A recent report into property investment trends for next year finds that US multi-family real estate has “favourable long-term drivers”, including solid demand. With its chronic housing deficit, the US presents compelling opportunities for buy-to-let, particularly in the apartment sector.
US multi-family real estate ahead of other sectors
The latest Emerging Trends in Real Estate highlights the multi-family sector as one of the most solid investment options in 2024. The report by PWC finds that apartments in the US have “long-term demand drivers that should enable it to maintain steady performance”.
As a result, the sector stands out in a real estate industry, where all segments have faced headwinds over the last year. According to the report, recent obstacles include soaring interest rates, rising expenses and the threat of an economic downturn. In addition, apartments have had to deal with “a surging supply pipeline”.
However, despite these challenges, PWC says that “the tone in multi-family housing is much less negative than other segments”. Furthermore, it has “favorable long-term fundamental drivers”.
Emerging Trends in Real Estate describes several of these drivers present in the multi-family sector. They include:
Consolidated rent growth
Although rental rates have stagnated somewhat this year, PWC points out they have experienced high growth since 2013. Rents have risen by 20 to 30% since 2020 and 80 to 100% over the last ten years.

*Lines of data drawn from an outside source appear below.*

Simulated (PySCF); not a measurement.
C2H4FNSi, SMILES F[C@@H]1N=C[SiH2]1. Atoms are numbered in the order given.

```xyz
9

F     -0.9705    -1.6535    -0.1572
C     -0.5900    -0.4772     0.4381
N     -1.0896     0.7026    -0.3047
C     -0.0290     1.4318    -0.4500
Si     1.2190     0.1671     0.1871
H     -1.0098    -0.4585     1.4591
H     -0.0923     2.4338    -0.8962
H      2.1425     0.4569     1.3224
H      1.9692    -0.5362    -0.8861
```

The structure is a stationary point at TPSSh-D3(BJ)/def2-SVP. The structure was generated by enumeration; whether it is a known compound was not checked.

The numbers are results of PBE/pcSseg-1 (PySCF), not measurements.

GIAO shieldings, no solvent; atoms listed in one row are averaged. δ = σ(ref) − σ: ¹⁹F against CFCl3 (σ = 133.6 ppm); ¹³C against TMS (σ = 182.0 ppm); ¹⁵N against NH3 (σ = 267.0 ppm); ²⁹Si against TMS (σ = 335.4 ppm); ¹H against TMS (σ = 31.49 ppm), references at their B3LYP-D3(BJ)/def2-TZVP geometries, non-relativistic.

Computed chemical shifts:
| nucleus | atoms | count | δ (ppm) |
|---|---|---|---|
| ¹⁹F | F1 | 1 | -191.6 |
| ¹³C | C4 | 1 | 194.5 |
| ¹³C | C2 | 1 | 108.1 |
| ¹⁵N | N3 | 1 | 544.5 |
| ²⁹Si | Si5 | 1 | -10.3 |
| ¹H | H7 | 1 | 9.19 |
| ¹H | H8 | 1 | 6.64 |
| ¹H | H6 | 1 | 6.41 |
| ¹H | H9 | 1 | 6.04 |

In addition, US multi-family real estate in some parts of the country has bucked the national trend this year. Florida is a case in point, with Miami emerging as the most competitive rental market and Orlando in tenth place.
Confirmed capital appreciation
Property prices in many parts of the US peaked last year and have seen stability or a slight downturn since then. However, according to PWC, real estate values have more than doubled during this property cycle and are now 20% higher than 2019.
The Sunshine State shines yet again in this department, with Florida real estate providing investors with solid capital appreciation. Eight of the country’s top ten investment spots were in Florida in 2022, with investors enjoying over 80% in Fort Myers and Ocala.
Lack of supply
The multi-family sector has recently seen a surge in supply after the addition of tens of thousands of units nationwide. However, PWC claims this “recent bump in supply will one day be seen as a hiccup” rather than an underlying trend.
Despite the new homes, the US continues to face a chronic lack of supply, currently at around 3.9 million units, and inventory continues well below demand.
Outlook for US multi-family property
As a result of these “favorable long-term fundamental drivers”, multi-family investment in the US stands out as an investment asset. PWC finds that demand trends will remain in place in the long term because of continued household formation and less affordable homeownership.
In addition, the report says that apartment investment has “a less-difficult path relative to other asset types” and has a strong outlook. This prediction rests on the fact that the US needs “more multi-family housing to meet the demands of the population and evolving lifestyle trends”.